Yesterday I had the privilege of meeting my Compassion child. The experience was a mixture of joy and sadness. I was so expectant for the day to unfold and looked forward to the chance of folding this boy into a loving embrace. The moment arrived and he shyly came out of the project office to meet me. I greeted him with a hearty hug. His eyes remained downcast, his demeanour humble. We were welcomed inside and his folder was produced. The Compassion Director poured over the details, informing me of his progress. He explained his health, education and spiritual results.

Eric hopes to be a teacher. The gifts I brought him couldn't have been more perfect, an abc chart, alphabet cards, writing paper and pencils so perfect to nurture this dream. A glimmer of a smile appeared as I handed over the tennis balls and musical book I had brought along. Eric hesitantly tapped on the keyboard as I gently showed him how to read the numbers and touch the keys to follow the musical pattern and words. We then bundled into the van and drove ten minutes to his home. As we drove I thought about how far he had to walk to school. It was hard to believe that children, some very young have to walk on average 18 kilometres in rural areas. 

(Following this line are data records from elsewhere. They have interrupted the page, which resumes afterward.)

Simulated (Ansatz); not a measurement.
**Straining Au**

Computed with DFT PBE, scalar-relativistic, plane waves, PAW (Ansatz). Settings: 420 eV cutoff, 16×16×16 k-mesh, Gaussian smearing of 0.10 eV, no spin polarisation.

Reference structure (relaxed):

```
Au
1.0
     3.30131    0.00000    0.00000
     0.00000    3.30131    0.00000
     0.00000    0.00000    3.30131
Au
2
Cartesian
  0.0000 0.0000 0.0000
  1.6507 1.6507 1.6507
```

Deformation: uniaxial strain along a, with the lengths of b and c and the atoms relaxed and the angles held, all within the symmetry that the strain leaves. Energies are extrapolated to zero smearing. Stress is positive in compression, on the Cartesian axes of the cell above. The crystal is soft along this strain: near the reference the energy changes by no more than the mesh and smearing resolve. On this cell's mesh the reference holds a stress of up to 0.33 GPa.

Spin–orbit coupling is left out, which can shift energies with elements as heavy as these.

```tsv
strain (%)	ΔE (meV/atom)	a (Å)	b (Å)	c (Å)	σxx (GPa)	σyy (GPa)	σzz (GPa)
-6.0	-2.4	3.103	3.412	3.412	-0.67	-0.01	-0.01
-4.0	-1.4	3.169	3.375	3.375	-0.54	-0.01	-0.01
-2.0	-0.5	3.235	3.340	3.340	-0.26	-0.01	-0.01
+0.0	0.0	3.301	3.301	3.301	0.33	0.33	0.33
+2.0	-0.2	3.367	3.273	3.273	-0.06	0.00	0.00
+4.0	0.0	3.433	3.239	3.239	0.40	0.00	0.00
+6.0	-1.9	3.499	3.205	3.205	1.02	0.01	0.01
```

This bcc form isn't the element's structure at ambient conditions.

As we pulled up to Eric's home I looked out at the little mud hut in front of me, it was tiny! The rain had been streaming down for a few minutes and had now turned the red earth to slush. We gingerly made our way inside as the rain continued to fall. It was dark. A streak of light from outside filled the doorway and offered a little illumination as we sat down on smooth wooden chairs. A row of chairs, a reed mat, and a small table filled all of the space. A simple door separated the room beyond. This room had a low bench along the back wall, a tattered mosquito net bunched to one side. At the other end, a bamboo bench leaned across the mud wall, a small window allowing in a shaft of light. 

Before arriving we had stopped at the local markets to purchase rice, sugar, oil, porridge, biscuits, soda, toothpaste and cakes of soap. I wondered how long the food items would feed a family of eight? Eric's father helped our driver unoad the supplies we had brought with us. The gifts were hefted out of the vehicle and quickly hidden inside the second room. Packets of biscuits were then split open and shared, the village children sharing the spoils with us all.

The whimper of the baby drew everyone's attention, her fussing resulting in her being put on the breast. Eric's siblings gathered around their mother, sitting on the mud floor slurping happily on the soda we had brought. We exchanged words with the help of a translator, the pauses in conversation allowing me to reach out to Eric, to run my hands across his razored scalp, pat his shoulder and engage in communication that required no words.

As our time drew to a close, Eric's father offered a few words. "Thank you for looking after Eric and all of us". His words broke me, tears welled up blurring my vision. I took a breath. My heart was breaking. This was messing me up. I expected to feel happy, but a deep sadness was filling every part of me. Their need was so great, their living so rudimentary. I get to leave, to go back to my life, but this, this was their reality. I hugged each of them in turn, trying to covey a message that the language barrier couldn't express. I had to leave this boy in the land of a thousand hills, had to say goodbye after only just meeting. Not enough time to say all the things that needed saying, not enough time!